So, the second Day of Awe is almost over.

Wash you, make you clean; put away the evil of your doings from before mine eyes; cease to do evil; Learn to do well; seek judgment, relieve the oppressed, judge the fatherless, plead for the widow.

I said, yesterday, that I liked to think of the injunction to wash as being part of returning to the community, such as the requirement to wash after ritual impurity. A year ago, I made the distinction between washing away past sins, and making one’s self clean for the future. Today… well, I’m not sure.

I did what I do, when I’m not sure about a verse, and go clicky-clicky through the concordance, which is why I like the Blue Letter Bible site so much. It’s a kind of Bibliomancy for me, really. Anyway, the word in question (zakah) is used only eight times in the Scripture. And of those other seven, five are used in a negative sense. In Psalms 119:9, the Psalmist asks Wherewithal shall a young man cleanse his way? and answers by taking heed thereto according to thy word. There are people who do so, the Psalmist declares, and they are Blessed, and he hopes to become one of them. He has some difficulty, but he still clearly believes that it is possible.

That’s not the opinion of Job’s friend Eliphaz, who (in Job 15:14) asks rhetorically What is man, that he should be clean? Or the opinion of Job’s other friend Bildad, who (in Job 25:4) asks rhetorically How then can man be justified with God? or how can he be clean that is born of a woman? Sure, those characters exist to be wrong, but they are echoed by the writer of Proverbs, who (in Proverbs 20:9 asks Who can say, I have made my heart clean, I am pure from my sin? And again with the rhetorical question is Micah (6:11) asking Shall I count them pure with the wicked balances, and with the bag of deceitful weights?

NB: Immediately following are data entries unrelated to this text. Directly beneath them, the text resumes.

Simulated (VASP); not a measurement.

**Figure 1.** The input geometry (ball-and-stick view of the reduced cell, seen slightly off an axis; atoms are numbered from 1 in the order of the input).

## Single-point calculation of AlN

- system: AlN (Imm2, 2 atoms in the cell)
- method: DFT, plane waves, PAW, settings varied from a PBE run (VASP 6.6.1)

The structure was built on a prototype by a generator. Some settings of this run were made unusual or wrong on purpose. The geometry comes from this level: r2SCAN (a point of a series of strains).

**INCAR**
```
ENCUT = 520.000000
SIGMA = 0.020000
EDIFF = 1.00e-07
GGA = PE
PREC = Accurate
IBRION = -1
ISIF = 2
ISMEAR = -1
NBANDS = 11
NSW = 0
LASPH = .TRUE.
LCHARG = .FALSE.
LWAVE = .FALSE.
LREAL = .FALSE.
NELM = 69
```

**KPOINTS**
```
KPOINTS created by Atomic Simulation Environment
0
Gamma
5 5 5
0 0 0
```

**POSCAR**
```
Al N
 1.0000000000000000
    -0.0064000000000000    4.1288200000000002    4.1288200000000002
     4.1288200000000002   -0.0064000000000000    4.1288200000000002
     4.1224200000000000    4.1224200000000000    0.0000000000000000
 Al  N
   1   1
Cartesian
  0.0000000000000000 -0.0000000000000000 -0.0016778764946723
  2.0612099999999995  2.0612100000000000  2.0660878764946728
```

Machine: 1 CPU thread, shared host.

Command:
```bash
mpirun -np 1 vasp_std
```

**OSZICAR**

Are all seven of the other instances rhetorical questions? No, they are not. We have two left, both from the Psalms. And, like Micah, they don’t speak generally about the possibility of cleansing, but about whether certain people have been cleansed. The Psalmist, however, is as usual talking about himself. In 73:13, he says Verily I have cleansed my heart in vain, and washed my hands in innocency. Meaning not that he had failed to cleanse his heart, as far as I can tell, but that doing so gave him no immediate satisfaction, as the wicked were still flourishing. And in 51:4, he says, in his woe, Against thee, thee only, have I sinned, and done this evil in thy sight: that thou mightest be justified when thou speakest, and be clear when thou judgest. I do not understand, now, why the word for cleansed is used to describe the Divine Judge in this case, but I haven’t studied the Psalms. At any rate, I think it’s clear that those are the only two cases where successful cleansing takes place described with this word.

What does this tell us? Well, one reading would be that when Isaiah tells us to make ourselves clean he doesn’t expect us to succeed at that. Does that help? Why would he say it—why would he turn a word used primarily to talk about how people fail at a thing, and use it for the only time in Scripture as an imperative? If we both, Isaiah and I, know that I am not going to actually make myself clean with all my washing, why tell me to do it at all?

I’m going to say that for me, this year, the answer is: because Divine mercy is not dependent on our deserving it. We can’t, honestly, ever get to the point where we deserve to be inscribed in the Book of Life because we are so meritorious. Not because of people are so terrible, but because the reward is so great. Life! Life! How could anyone do enough to deserve that? How could we get wash ourselves clean enough to be clean enough for that?

But that doesn’t mean that we should, like Eliphaz and Bildad, just shrug and say how can humans be clean? and give up. I think—this year—that Isaiah is saying don’t be like them, but keep trying. There’s a verse from the Avot that I keep going back to, in the context of social justice. Rabbi Tarfon says The work is not upon thee to finish, nor art thou free to desist from it, and I have always found that very moving. In this case, I think, Isaiah is saying: you aren’t going to be clean, but you aren’t free to desist from cleaning.

In some ways, I think that’s a great attitude to take up in the Days of Awe. Look, in two weeks, I’m not going to be a different person. I will still struggle with my laziness and pride; I will still have bad habits and foolishness. I shouldn’t fool myself that this year, as my prayers rise to the gates of Heaven, as the Divine seals the Book, I will be finished with my work of t’shuvah or t’zedakah or t’filah. Or that I will ever be finished with them. Isaiah is not holding out that false hope. But neither is he letting me off the hook. It’s impossible; so what? The reward is not contingent on my success, only on my accepting the task.